In case you missed it, late Friday afternoon, the New Hampshire Center for Public Policy Studies posted the following update on their blog acknowledging that if New Hampshire does not move forward with our own plan for one high-end, highly regulated casino, the state stands to lose approximately $75 million per year.
March 01, 2013
What if NH does nothing on expanded gambling?
Since we published our updated analysis of the potential impacts of expanded gambling in New Hampshire earlier this week, several policymakers and others have responded that our model failed to note the likely financial loss to the state if Massachusetts establishes casinos and New Hampshire takes no action on legalized gambling.
As we noted in this new report, “Expanded Gambling in NH: An update on options,” Massachusetts authorized the establishment of three casinos across the state in 2011, and that state is currently going through the process of determining where they will be located and who will operate them. In presentations earlier this year to the Ways and Means Committees of the NH House and Senate, we modeled the potential impact on New Hampshire of those out-of-state casinos. We looked at what New Hampshire would stand to lose in state lottery sales, as more people chose to spend money at casinos rather than on state lottery tickets and scratch cards. We also considered the likely increase in social costs associated with problem and pathological gamblers from New Hampshire who would travel to those new Massachusetts casinos.
We’re reproduced that chart below. It assumes that two of the Massachusetts casinos will be located at Suffolk Downs (outside Boston) and Palmer (near Springfield) -- both of which are contenders for the new gambling facilities. The model shows that New Hampshire stands to “lose” roughly $75 million a year under that scenario, if New Hampshire policymakers chose to take no action on gambling.

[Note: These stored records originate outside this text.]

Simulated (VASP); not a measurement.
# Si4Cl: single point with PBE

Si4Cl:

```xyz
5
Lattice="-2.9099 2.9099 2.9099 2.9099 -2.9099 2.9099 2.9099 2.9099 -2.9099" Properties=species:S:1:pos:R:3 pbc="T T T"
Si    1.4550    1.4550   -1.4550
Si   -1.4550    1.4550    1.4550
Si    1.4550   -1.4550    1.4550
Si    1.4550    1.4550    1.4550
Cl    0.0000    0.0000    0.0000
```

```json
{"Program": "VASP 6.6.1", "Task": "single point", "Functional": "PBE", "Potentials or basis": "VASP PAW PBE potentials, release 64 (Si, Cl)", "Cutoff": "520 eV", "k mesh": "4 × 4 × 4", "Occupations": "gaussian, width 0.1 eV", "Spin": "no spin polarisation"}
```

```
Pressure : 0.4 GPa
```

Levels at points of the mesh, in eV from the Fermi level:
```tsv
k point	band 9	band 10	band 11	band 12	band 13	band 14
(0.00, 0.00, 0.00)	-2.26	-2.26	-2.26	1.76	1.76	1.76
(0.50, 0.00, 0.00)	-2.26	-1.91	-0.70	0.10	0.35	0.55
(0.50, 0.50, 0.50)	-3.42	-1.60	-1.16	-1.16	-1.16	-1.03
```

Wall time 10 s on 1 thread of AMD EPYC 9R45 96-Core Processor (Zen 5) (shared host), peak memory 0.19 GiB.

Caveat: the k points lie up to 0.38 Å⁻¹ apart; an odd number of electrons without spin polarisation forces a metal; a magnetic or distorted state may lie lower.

As our recent paper indicated, legalized gambling in New Hampshire would most certainly yield revenue to the state, in the form of tax receipts on casino operation earnings. But that revenue would have to be balanced against the likely increase in social costs from problem gamblers in the state. At a 30 percent tax rate, our model finds that tax revenues are roughly equal to the increased social costs, regardless of the size of the gambling facility.